Friday, January 11, 2008
You've seen me mention Qdoba, the cali-mex restaurant that sits smack in between my gym and my apartment. They have good, quick food and super tasty salt-lime tortilla chips... many nights I drool as I drive by there (especially after a swim!) Especially when living and cooking by myself on weeknights, it's awefully tempting to swing in and grab a burrito and some chips. But in the effort to A. not spend a lot of money eating out, and B. lose some of my extra body mass, I try to limit my Qdoba stops to one night every 2-3 weeks. This week was one of those weeks.
In past stops I've typically ordered the following (I'll refer to this later as Meal A): a "Naked" Chicken or Pulled Pork Burrito (naked meaning without the tortilla, so it's just a bunch of stuff in a bowl-- I was trying to be healthy and cut some calories), including cilantro-lime rice, pinto beans, meat, and pico de gallo or salsa verde, and often I'd say yes to the cheese and sour cream; then-- here's the bad part-- I'd also get a Large order of chips and queso (a warm, spicy cheese dip).

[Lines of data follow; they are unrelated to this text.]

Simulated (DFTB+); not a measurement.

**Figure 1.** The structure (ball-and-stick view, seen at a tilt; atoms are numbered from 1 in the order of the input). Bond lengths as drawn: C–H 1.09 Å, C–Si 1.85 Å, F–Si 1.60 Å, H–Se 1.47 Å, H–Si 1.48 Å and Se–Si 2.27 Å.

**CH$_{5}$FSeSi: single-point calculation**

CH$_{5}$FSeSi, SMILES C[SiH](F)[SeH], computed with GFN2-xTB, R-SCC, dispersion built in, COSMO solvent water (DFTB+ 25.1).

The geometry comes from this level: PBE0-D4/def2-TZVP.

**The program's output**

This week when I stopped in, I pre-meditated my order. I'd say no to the cheese and sour cream, and would also skip the queso. That would cut a lot of the fat out of the order, but still allow me a little treat with the chips. My will-power to resist the unhealthy choices was boosted when one of my class instructors from the gym came in and got in line behind me!
So here's what I ordered this week (I'll refer to this later as Meal B): A "naked" chicken burrito, with the rice and beans and both salsas, but without cheese or sour cream, and with a Small order of chips.
What's the difference, I began to wonder? Does this really matter that much whether or not I skip the queso or the tortilla? While in line, my instructor and I were chatting about how the tortillas pack in so much extra-- in fact, he said he'd looked online at the nutrition information and saw that they were more than 300 calories each! So that prompted me to check out the nutrition information on the website. Here's what I found, as it pertains to my two meal choices:
Holy smokes! My previous meal was nearly 1700 calories!!! Compare that to the ~2000-2200 calories a day that I typically burn-- that doesn't leave much room for anything else to eat all day without going way over (and we know what eating more calories than you burn can lead to...). I was also astounded to see how much that tortilla would change things. Even eating a regular burrito without the additional fat (cheese, sour cream) makes for a nearly 900 calorie meal. Not bad if you're burning a ton, and/or if you're okay with maintaining your weight. But if you're trying to shoot for a ~1400-1500 calorie/day diet to lose weight, the burrito is not as "healthy" of an option as you may think.
The point of this blog post isn't to make you feel guilty about your burrito stops. I know too well that there are just too many great burrito shacks in Kalispell and Missoula (and I'm sure elsewhere) that are quick and easy and tasty for those of us who are constantly on-the-go. I'm not advocating we Band the Burrito. Just order wisely. Think about what your goals are, and how you can make your burrito addiction work with them :)
The other point was that there's tons of information available on the web to help you make informed decisions when eating out, especially if you take a little time before-hand to do some research. I've found that many of the national chains have information available on their websites. There's also a site called Healthy Dining Finder that lets you search for restaurants in your area, then shows you the best choices from their menu. For example, did you know that the Country Dinner Platter of Chicken 'n Dumplins from Cracker Barrell is one of the recommended meals (at just around 600 calories)? I was pleasantly surprised. See, "eating healthily at a restaurant" doesn't just mean "order a side salad with no dressing!"
So, with the weekend nearly here, have fun going out to dinner one night. Do your research and make a pre-meditated choice of what to order before you get there, and then enjoy your meal with the satisfaction of knowing that you made a good decision. You can still treat yourself-- just do it mindfully!